Bereuter, a fifth generation Nebraskan, was born in York, Nebraska, and was reared in Utica, Nebraska, attended its Lutheran and public schools before graduating from Utica High School in 1957. He attended the University of Nebraska in Lincoln, where he was a member of Sigma Alpha Epsilon, with election to Phi Beta Kappa, and Sigma Xi, before graduating in 1961 with a B.A. and as a Distinguished Military Graduate. He attended the Harvard Graduate School of Design from 1961 to 1963, receiving its M.C.P. degree. From 1963 to 1965 he served as a counter-intelligence officer in the U.S. Army, with the 1st Infantry Division. After intervening public and private sector employment, from 1972 to 1973 he attended Harvard's Kennedy School of Government, receiving the M.P.A. degree.[2]
Career
Bereuter worked as an urban planner with the U.S. Department of Housing and Urban Development from 1965 to 1966. He was a division director for the Nebraska Department of Economic Development from 1967 to 1968, and from 1968 to 1970 he was director of the Nebraska Office of Planning & Programming and the State's Federal-State Relations Coordinator. After the 1970 election defeat of Nebraska's Republican governor, Norbert T. Tiemann, Bereuter worked as an independent city and regional planning consultant in the Great Plains and Rocky Mountain West and as a part-time associate professor in the graduate planning programs of both Kansas State University and the University of Nebraska. After his congressional service, Doug Bereuter was active in public service as a long term board member of the Arbor Day Foundation and the Nebraska Community Foundation, on supporting food security and agricultural development in Sub-Saharan Africa and South Asia with the Chicago Council on Global Affairs, where he is a Distinguished Fellow, and for seven years as a member of the State Department's International Security Advisory Board. He is a member of the Council on Foreign Affairs and the World Affairs Council of Northern California.
Political career
After defeating an incumbent state senator in his home district, Bereuter served in the Nebraska Legislature from 1975 to 1979.[3] He was a member of the Nebraska Legislature's appropriations committee. As a Republican congressional candidate in the 1978 General Election, Bereuter received 58.13% of the vote and was elected to serve Nebraska's 1st Congressional District in the U.S. House of Representatives. He was subsequently re-elected 12 times, never winning less than 59% of the vote.[4] His 26 years in the House was the longest for a Nebraska congressman, exceeded only by the combined House and Senate service of both George W. Norris and Carl Curtis. He announced that he would not seek re-election for a 14th term, and retired from the U.S. House of Representatives on August 31, 2004, to immediately become the president and CEO of The Asia Foundation, where he served until retirement at the beginning of 2011.

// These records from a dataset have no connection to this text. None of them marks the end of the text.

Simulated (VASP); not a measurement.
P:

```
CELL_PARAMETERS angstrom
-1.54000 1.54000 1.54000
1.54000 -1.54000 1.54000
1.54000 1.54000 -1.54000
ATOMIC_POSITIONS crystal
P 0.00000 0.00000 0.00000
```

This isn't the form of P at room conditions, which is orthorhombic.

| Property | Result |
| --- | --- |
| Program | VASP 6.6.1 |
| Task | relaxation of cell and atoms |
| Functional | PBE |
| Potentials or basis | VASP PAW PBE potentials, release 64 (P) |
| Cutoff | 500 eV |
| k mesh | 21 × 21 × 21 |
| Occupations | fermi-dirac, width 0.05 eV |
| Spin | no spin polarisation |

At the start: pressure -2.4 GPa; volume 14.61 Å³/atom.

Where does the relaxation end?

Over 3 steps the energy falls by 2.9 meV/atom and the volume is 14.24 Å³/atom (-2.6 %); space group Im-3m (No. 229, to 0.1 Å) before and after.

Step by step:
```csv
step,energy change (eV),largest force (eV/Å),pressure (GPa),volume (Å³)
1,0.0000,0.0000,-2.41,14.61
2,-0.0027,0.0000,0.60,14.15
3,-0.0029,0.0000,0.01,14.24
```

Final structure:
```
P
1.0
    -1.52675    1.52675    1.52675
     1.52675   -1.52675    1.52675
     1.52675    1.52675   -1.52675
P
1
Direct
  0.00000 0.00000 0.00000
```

After his initial assignments on the House Interior & Insular Affairs Committee and the Small Business Committee, Bereuter served 22 years on both the House Foreign Affairs and Banking or Financial Services Committees. As a leading member of the Foreign Affairs Committee, he served as its vice chairman and as chairman of its Asia-Pacific and Europe Subcommittees. He also served on the Economic Policy & Trade and Human Rights Subcommittees of the Foreign Affairs Committee. On the Banking Committee, he served for 16 years as chairman or ranking minority member of its International Financial Institutions Subcommittee. Bereuter also served a total of nearly 10 years on the House Permanent Select Committee on Intelligence, retiring as its vice chairman. Additionally, Bereuter served his last three terms on the Transportation & Infrastructure Committee; and he served on the House Select Committee on Hunger for the entire period of its existence.
Some of Bereuter's additional congressional responsibilities included service as a congressional delegate to the United Nation's 42nd General Assembly, as the founding co-chairman of the Congressional-Executive Commission on China, and as Chairman of the Speaker's Task Force to Monitor and Report on the Transition Hong Kong (1996–2002). Additionally, he served on the U.S. Presidential Commission on Security and Economic Assistance (1983–1984) and on the U.S. Presidential Commission on Agricultural Trade and Export Policy (1985–1986). Bereuter also chaired the House delegation to the NATO Parliamentary Assembly for ten years, retiring after two years as its president. For his work on European and NATO expansion issues, he was the recipient of decorations from the governments of Bulgaria, Lithuania, and Romania. He also had leadership roles in parliamentary exchanges with the European Parliament, Japan, Korea, China, and the United Kingdom.
Among the bills that Bereuter authored was the Bunning-Bereuter-Blumenauer Flood Insurance Reform Act of 2004. He also was co-author of the Bereuter-Levin Amendment, which made possible the passage of the act granting Permanent Normal Trading Relations with China. He was also responsible for starting the USAID Farmer-to-Farmer technical assistance program, which has taken thousands of American volunteers abroad. At the end of his congressional service, that program was named for him, along with a Farmers Home Administration program he authored to provide a home loan guarantee program for residents of small communities.
Bereuter generally had a moderate voting record. His lifetime American Conservative Union rating was 63. His speech at a Nebraska Republican Party meeting in 1998 underscored his moderate political approach and drew national attention when he urged the party to adopt a big tent policy by welcoming membership to people of any religious background through its practices and policies.[5] In 2004, Bereuter endorsed state Senator Curt Bromm, Speaker of the Nebraska Legislature, as his successor in the U.S. House of Representatives.[6] From a field of seven Republican candidates in Nebraska's Primary Election, Senator Bromm came in second behind Jeff Fortenberry after the Club for Growth made a large, last minute campaign contribution to defeat him.[7][8] Shortly before he left Congress, Bereuter released a statement calling the Iraq War, which he had previously supported, "a mistake," and strongly criticized a "massive failure" of pre-war intelligence.[9]